Richard Burton Matheson was born in Allendale, New Jersey in 1926 and raised in Brooklyn. His parents, Bertolf Matheson, a tile floor installer, and Fanny, were Norwegian. He began writing at a very early age; when he was eight his stories were appearing in the Brooklyn Eagle.
When he was around 16 Bela Lugosi's incarnation of Dracula gave him the idea for I Am Legend. However the war got in the way of his writing ambitions. He graduated from Brooklyn technical high school in 1943 and joined the infantry. His 1960 novel The Beardless Warriors gave some idea of his wartime experiences though the film version, The Young Warriors (1967), bore little relation to the novel.
When he came back from the war he went to the University of Missouri on the GI Bill to study journalism. He graduated in 1949 and moved to California in 1951, where he worked nights as a linotype operator. He met his wife, Ruth Ann Woodson, on Santa Monica beach. They married in 1952 and lived in Gardena, California.
By then he had been busy writing short stories and at least one novel, Hunger and Thirst, which remained unpublished for some years. His short story Born of Man and Woman was published in 1950 to some small acclaim. His first novel, Someone Is Bleeding, was published in 1953. In 1954 he published both a short story collection and I Am Legend.
He had started writing the novel in 1952, harking back to the idea that had occurred to him when he had seen Dracula: "if one vampire was scary, a world filled with vampires would be really scary." He used his own house as the protagonist's safe retreat.
A scene in the 1953 film Let's Do It, in which Ray Milland mistakenly puts on Aldo Ray's hat and it falls down over his ears, inspired his next novel, The Shrinking Man. Published in 1956, it was filmed the following year as The Incredible Shrinking Man. Matheson thought the additional word misleading since his story about a scientist shrinking after a laboratory accident and becoming prey to a spider was realistic within its fantastic premise.

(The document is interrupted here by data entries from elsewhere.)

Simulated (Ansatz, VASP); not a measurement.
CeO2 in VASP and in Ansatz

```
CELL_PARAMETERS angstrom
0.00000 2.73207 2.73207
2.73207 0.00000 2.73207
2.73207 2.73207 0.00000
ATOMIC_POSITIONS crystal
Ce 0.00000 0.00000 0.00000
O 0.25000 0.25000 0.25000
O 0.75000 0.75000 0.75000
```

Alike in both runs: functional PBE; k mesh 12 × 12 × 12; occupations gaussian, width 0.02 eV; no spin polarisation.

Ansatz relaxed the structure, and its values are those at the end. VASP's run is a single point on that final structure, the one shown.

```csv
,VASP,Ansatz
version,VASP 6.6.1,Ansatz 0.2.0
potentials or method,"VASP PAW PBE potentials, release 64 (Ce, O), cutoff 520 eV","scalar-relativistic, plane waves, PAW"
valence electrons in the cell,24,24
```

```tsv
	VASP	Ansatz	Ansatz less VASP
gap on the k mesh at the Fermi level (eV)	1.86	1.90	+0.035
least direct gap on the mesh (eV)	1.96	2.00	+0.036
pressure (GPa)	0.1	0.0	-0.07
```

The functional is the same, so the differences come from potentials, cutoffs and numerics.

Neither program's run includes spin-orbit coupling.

While continuing to write novels and short stories he also moved into television in the late 1950s. Two of The Twilight Zone's best known episodes – "Nightmare at 20,000 Feet" and "Steel" – were contributed by Matheson, along with a dozen other episodes. ("Steel" was also made into a feature film in 2011.)
At the same time he was writing for The Alfred Hitchcock Hour and for a range of TV Western series: Buckskin, Wanted Dead Or Alive, Have Gun Will Travel and Cheyenne, before a four-year stint on Lawman. (He had written some Western stories in the '50s and four western novels followed later.)
He became a collaborator with the horror film director Roger Corman, on five adaptations of Edgar Allan Poe's short stories. In 1963 he abandoned a game of golf on hearing of President Kennedy's assassination; driving home he was tailgated by a truck. This inspired Duel, which he adapted for television. Stephen Spielberg launched his career with it.
In 1964 The Last Man On Earth, the first film adaptation of I Am Legend, was released. Through the 1960s he published short stories and novels and contributed scripts to TV shows as varied as Star Trek and The Girl From Uncle and wrote the script for the cult Hammer horror film The Devil Rides Out (1968). Duel was released on TV and as a feature film in 1971 and in 1972 Matheson wrote the script for another cult TV film, The Night Stalker. His 1971 gothic novel Hell House was much superior to its 1973 film version. The second adaptation of I Am Legend, The Omega Man, also came out in 1971.
His 1975 novel Bid Time Return provided an affecting role for Christopher Reeve in the film version, Somewhere in Time. The film version of his novel about psychic phenomena, What Dreams May Come (1978), starred Robin Williams. His interest in psychic matters culminated in his non-fiction meditation The Path in 1993.
He continued to write novels, short stories and children's books. Three of his children, Chris, Richard Christian and Ali, followed him into writing. In the 1990s he returned to the Western, writing such novels as The Gunfight and The Memoirs of Wild Bill Hickock. I Am Legend was made into a feature film for the third time in 2007.
He wrote at least 80 film and TV scripts and numerous short stories and novels. Among many other awards he was honoured with a World Fantasy Life Achievement Award and a Bram Stoker Award. He was scheduled to receive the Visionary Award at the Academy of Science Fiction, Horror and Fantasy Films' Saturn Awards; he received it posthumously.
Peter Guttridge
Richard Matheson, writer: born Allendale, New Jersey 20 February 1926; married Ruth Ann Woodson (four children); died 23 June 2013.